The organization shall retain appropriate documented information as evidence of the results.
9.1.1
18 9.2.2 The organization shall:
f. retain documented information as evidence of the implementation of the audit program and the audit results.
9.2.2f
19 The organization shall retain documented information as evidence of the results of management reviews. 9.3.3
20 10.2.2 The organization shall retain documented information as evidence of:
a. the nature of the nonconformities and any subsequent actions taken;
b. the results of any corrective action.
10.2.2
# 1
When reading ISO 9001, sec. 4.4.2b, the interpretation that any additional records are to be determined by the ORGANIZATION (as per 7.5.1b)… NOT the auditor, is supported by interpretations relating to ISO 9001:2008 in “ISO/TC 176/SC 2 Listing of Approved Interpretations against ISO 9001:2008” (Version V1, 2011-02):
- RFI (Request for Interpretation)# 111 asked “Does Clause 6.3 require records of the maintenance of infrastructures?”. The official interpretation was a simple “No”.
- RFI# 115 asked “Does Clause 7.4.3 require records of the verification of purchased product?”. The official interpretation was a simple “No”.
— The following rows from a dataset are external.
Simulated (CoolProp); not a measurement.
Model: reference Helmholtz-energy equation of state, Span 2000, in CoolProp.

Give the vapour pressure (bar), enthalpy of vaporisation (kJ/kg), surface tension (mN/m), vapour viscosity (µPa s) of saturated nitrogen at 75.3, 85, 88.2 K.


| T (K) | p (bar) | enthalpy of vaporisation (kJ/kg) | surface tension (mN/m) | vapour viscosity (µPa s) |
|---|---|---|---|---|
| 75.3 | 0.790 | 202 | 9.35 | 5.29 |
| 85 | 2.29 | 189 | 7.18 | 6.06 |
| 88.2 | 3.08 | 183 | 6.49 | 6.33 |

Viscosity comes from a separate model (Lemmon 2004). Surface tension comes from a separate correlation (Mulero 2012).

Because neither of these records are specifically required in ISO 9001:2015, the same logic remains in effect.
# 2
Because AS 9100D fails to adequately address ”fitness for purpose“, knowledgable Aerospace companies such as Collins Aerospace (previously UTAS) & Pratt & Whitney identify a minimum ”accuracy ratio“ for M&TE (as 4:1) in their United Technologies ASQR-01 (Rev. 11), sec. 5.4.1.
# 3
1. To begin clause 7.1.5.2 with the words ”When measurement traceability is a requirement…“ seems odd because ALL M&TE should have metrological traceability. While it has been speculated that this requirement is intentionally vague so as to also encompass subjective “measuring tools” (e.g., Visual Representations (photographs), Representative Samples, Customer Satisfaction Surveys), due to this ambiguity, most AS 9100 auditors simply interpret this as a requirement for “calibration” (a.k.a. “Metrological Confirmation / Verification”) records. The bottom line is, if ISO had wanted something different, they should have been more specific.
2. For clause 7.1.5.2a to require metrological traceability to “to international or national measurement standards” indicates either ignorance on the part of ISO TC176 concerning metrological traceability OR the influence of government members mandating the use of government-funded NMIs (National Metrology Institutes). In either case, this is an antiquated way in which to address metrological traceability. To gain a better understanding of metrological traceability, read ”NIST Traceability Numbers - The Sasquatch of Metrology.
# 4
For guidance on addressing ISO 9001, clause 7.2d, see the (non-binding) IAF ISO 9001 Auditing Practices Group Guidance on: Competence.
# 19
ISO 9001, sec. “9.3.2 Management Review Inputs” states:
The management review shall be planned and carried out taking into consideration:
c. information on the performance and effectiveness of the quality management system, including trends in:
2. the extent to which quality objectives have been met;

When asked “Is every process established by an organization required to have at least one quality objective?” (ref. ISO 9001, sec. 6.2.1), the official response provided in the “US TC 176 - TG22 - Interpretations” (US# 2018-04) stated: No. (6.2.1 …shall establish objectives at “relevant” processes…) It may NOT be relevant to set an objective for some processes.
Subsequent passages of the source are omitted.